Tuesday, October 17, 2006

Silence

The kids are in bed and hopefully sleeping! I already have everything completed for my night and now I have found something else for me to do. This I like though. I even got in a nap today. Byron came home very early and took the kids to the beach with the dog. I laid on my bed all but 15 minutes of the entire time they were gone. It felt so good. I think considering that I did not sleep from about 7 am on Saturday until 10 pm on Sunday, I really needed it.
Here I am back to the old crap. I am too old to stay up all night. I did it, I had a lot, A LOT of fun doing it, but I am paying for it. My nose is not snotty yet, but my throat has been sore since. I have popped more vitamins in the last two days than in the last few months in the hopes that I can stave off this "lack of bodily care" induced sickness. It seems to be working though, knock on wood. The sore throat is usually already into the head cold by now if it is coming.

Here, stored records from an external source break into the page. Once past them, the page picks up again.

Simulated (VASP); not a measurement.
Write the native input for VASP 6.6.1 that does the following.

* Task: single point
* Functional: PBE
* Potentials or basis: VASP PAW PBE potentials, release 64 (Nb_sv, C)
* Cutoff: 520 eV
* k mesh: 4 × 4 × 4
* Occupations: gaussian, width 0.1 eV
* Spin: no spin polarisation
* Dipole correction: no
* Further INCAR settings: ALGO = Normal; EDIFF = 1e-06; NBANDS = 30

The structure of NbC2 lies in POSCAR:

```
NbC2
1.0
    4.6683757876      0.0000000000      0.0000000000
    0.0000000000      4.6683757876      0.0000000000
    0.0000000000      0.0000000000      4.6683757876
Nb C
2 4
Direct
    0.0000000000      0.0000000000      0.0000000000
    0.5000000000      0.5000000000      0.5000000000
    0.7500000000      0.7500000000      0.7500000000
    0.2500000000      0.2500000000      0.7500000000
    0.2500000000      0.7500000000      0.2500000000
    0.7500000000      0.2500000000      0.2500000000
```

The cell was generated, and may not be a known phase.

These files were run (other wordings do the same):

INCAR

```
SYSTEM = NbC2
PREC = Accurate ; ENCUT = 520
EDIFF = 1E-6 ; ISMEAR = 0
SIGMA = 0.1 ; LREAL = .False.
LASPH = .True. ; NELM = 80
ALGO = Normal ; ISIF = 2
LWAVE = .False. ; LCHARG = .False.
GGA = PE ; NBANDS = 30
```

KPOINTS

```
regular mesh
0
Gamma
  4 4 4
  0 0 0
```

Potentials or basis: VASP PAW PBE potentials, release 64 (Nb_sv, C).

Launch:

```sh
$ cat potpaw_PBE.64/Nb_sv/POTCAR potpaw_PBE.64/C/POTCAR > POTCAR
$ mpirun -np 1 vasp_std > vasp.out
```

Oh yeah, the all nighter....my friend had a birthday party in Malibu Lake this weekend. It was at a beautiful house with a large pool and a fun hot tub in the rock landscape. Four bands played, friends with restaurants catered, friends that run fishing businesses brought fresh fish, and we danced, and danced, and talked, and swam, and laughed our asses off (ok, mine will take more than one night of laughing, but it is just an expression). The keg for some reason did not last very long. It is a good thing I am very educated on these matters and had stocked a cooler that was locked in a truck with beer for such emergencies. I believe I slowed down in between 4-6 a.m. until we headed to the grocery store for breakfast and Bloody Mary mix. At that point we all formed a team and are now talking about what our t-shirts will look like. We decided on green with the number 28 on them. Zack (my friend and neighbor) knows and explained about the number, but I do not remember the significance. I am not sure either of the significance of the team itself, but it was sounding fun at the time. One of the bands, Zippy Josh, left their lead singer and guitar player at the party the night before, so we all had the pleasure of laying around for a few more hours listening to Josh play. Zippy Josh is on myspace if you want to check them out. It was weird waking up on Monday and not having any music around. Josh put down his guitar for only about 1.5 hours all day, to eat, use the restroom and get in the hot tub again. Hot tubs are the best when you are aching.
OK, they are not sleeping. They have been up a few times now. I let Byron decide how to put them to bed and here they are up a half hour late. Molly had no nap today either and they both have school early in the morning. I looked up the damn sleep guidelines for children (obviously, I know they do not apply to me, based on my behavior) and it said that kids 2-12 need 11-12 hours per day in order to function well. I need them sleeping that long too in order to function well.
Crappy to say, but one of the best things about this weekend is I was on my own. I did not have to deal one moment with the ass. I know there used to be a time when we agreed on at least sex, since we have two kids, but now there is nothing at all we agree on.
I am hitting a bitter stage again, I think because I would like to be less lonely in the adult realm. I have my few close girlfriends, but did I mention sex. My imagination is not as good as it takes to go this long by myself. I never thought that I was a sex crazed person, but I guess that was because I was not a sex deprived person. It is making me even more grumpy than usual. Let's add to that the not drinking wine whenever I want to and I am becoming a big bitch. I think whatever it was I used to smoke also helped me in the bitch department. I still feel that I am winning the war though since most of my bitchiness is kept in my head, when more comes out that stays in happens, then I will really worry. I am trying to use the word bitch or some variation of it as much as I can, but I am running out of ideas and thinking about TV.